While many banks have completely recovered from the banking and financial crises of over six years ago, the number of banks classified as “Problem Banks” by the FDIC has remained stubbornly high.
A milestone of sorts was reached recently when, after five years, the number of banks on the FDIC’s Problem Bank List finally declined below the 400 mark. According to the recently released FDIC Quarterly Banking Profile, as of June 30, 2014 there were 354 problem banks, a decline of 113 banks from a 2013 year end total of 467.
Although the FDIC does not publicize the names of the banks classified as “problem banks” for fear of causing a run on the banks involved, an unofficial problem bank list of troubled banks can be found at Problem Bank List.
Although the banking industry as a whole is reporting robust profits many smaller banks have never been able to fully recover from the banking crisis due to lingering bad loans, the inability to raise additional capital, and the high costs of complying with costly new banking rules under the Dodd-Frank Act.
The historic low for the Problem Bank List was reached in the third quarter of 2006 with 47 banks. The number of banks currently on the FDIC’s Problem Bank List remains at historic highs. In the decade prior to the banking crisis that began in 2008, the average number of problem banks was less than 100. Problem Banks now account for 5.7% of the 6,185 banking institutions insured by the FDIC.

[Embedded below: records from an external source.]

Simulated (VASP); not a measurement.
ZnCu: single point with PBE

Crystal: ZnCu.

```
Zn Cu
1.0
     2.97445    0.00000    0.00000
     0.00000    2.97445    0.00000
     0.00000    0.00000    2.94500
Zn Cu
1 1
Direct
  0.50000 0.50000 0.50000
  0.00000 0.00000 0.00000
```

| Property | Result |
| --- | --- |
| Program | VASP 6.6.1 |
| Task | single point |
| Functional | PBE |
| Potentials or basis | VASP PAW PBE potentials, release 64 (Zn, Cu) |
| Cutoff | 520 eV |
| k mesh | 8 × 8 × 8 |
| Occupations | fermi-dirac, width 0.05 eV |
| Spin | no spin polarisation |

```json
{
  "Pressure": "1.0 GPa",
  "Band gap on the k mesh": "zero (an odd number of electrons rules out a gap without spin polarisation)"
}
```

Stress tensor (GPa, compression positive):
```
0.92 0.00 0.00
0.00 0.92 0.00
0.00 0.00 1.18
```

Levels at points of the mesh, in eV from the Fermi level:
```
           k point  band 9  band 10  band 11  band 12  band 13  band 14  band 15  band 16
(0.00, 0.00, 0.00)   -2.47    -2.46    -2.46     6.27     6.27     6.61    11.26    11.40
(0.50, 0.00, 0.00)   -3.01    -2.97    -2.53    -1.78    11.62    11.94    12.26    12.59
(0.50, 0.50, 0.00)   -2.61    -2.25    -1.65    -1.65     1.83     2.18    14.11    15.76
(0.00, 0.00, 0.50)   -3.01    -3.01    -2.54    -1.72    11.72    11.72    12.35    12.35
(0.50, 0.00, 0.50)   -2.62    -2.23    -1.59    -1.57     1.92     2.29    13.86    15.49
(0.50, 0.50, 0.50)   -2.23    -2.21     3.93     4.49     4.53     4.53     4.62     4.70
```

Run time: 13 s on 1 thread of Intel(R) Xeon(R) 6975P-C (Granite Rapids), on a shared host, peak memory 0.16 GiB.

Although large in number, problem banks currently represent little threat to the banking system. Total assets held by problem banks amount to only $110 billion or an average of about $310 million per bank, a fraction of the $15.2 trillion in total assets held by all FDIC insured institutions.
The number of problem banks has now declined for 13 consecutive quarters and is far below the peak of 888 problem banks reached during the first quarter of 2011. With a continuation of the current economic recovery, expect the number of problem banks to continue to decline.